I think £20 is too expensive to affect the market at all. Most of the games you have mentioned can be purchaced for under £15 brand new on Amazon and you can get a lot of them for under a tenner second hand on Amazon. I bet you could find them even cheaper in an actual shop.
The market I think it will affect is older games in supermarkets and other non traditional game retailers. They wont sell as many £20 games as they currently do and will probably reduce their range to just be the chart games.
Plus I bet you wouldn’t be able to play it on your new xbox after the old one red rings… Or take it round to your mates house and play it on their box… Or play it through back compatibility on the next gen xbox when it arrives. I would always choose a disk over digital download if I had the choice.
On the ’round your mates house’ bit, seems thats answered:-
“Secondly, once you purchase the game, you can go over to a buddy’s house and play it there too because Microsoft will store the license information on the Live servers.
“We keep the license information on the Live servers, so the user who purchased it can roam to another console and play the game there,” said Austin.”
Oh yes, I can see it now:
“Shall we play a bit of Halo 3? One moment please, we just need to download this 9GB file on your 2Mbps connection…”
Even a smallish game (5GB or half a DVD) will take an hour on an 8Mbps connection – and that’s provided Microsoft have enough bandwidth, your contention ratio is good, you’re not doing anything else online, the planets are aligned correctly, etc. etc.

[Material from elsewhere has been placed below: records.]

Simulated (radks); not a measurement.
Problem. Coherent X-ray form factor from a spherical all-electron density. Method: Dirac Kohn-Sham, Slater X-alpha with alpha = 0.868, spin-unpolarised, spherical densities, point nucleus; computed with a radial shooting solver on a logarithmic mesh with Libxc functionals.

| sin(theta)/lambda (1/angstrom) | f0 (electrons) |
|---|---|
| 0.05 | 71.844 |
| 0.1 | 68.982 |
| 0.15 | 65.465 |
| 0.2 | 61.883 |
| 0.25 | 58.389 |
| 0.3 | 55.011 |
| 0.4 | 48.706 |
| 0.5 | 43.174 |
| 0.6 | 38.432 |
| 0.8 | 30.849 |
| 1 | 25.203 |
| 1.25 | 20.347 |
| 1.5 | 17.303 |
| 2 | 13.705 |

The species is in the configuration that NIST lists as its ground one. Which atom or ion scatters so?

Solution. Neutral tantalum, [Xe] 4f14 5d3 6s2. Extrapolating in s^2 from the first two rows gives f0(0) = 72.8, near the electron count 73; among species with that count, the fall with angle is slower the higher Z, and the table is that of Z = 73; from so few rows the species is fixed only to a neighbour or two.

Not wanting to knock the service as I still think it’s a good idea, but I think the whole “you can download it on a friend’s box” argument is a bit silly. You may as well just take your HDD round their house.
But the pricing was $20, not £20… So arguably about £15, and most of those games are still around £15-20 new in the shops and a minimum of £10 second hand, so it’s not really that bad.
It has been confirmed that you can delete and redownload them as many times as you like, athough I guess the normal DRM policy would apply, and it’s far too soon to be considering backwards compatibility for the next generation of consoles 5 years from now, hell you don’t even own one from this gen yet :p
“I would always choose a disk over digital download if I had the choice.” Truer words were never spoken, but with the iTunes generation it’s a different story.
I like downloading games. It’s quick, easy, and usually pretty cheap. Trouble is storage is never infinite and broadband speeds are never quick enough, so for full retail titles? Especially as they’re getting bigger and bigger all the time?
Nah.
Well you actually said its related to their RRP… most of the games in the list have an RRP of £20 (according to Amazon again) so arguably it will be £20 when it launches over here.
Fair point, $20 was the exapmle given and looking down that list on Amazon.com most of them are $20+ brand new, so hopefully we are looking at slightly discounted from RRP.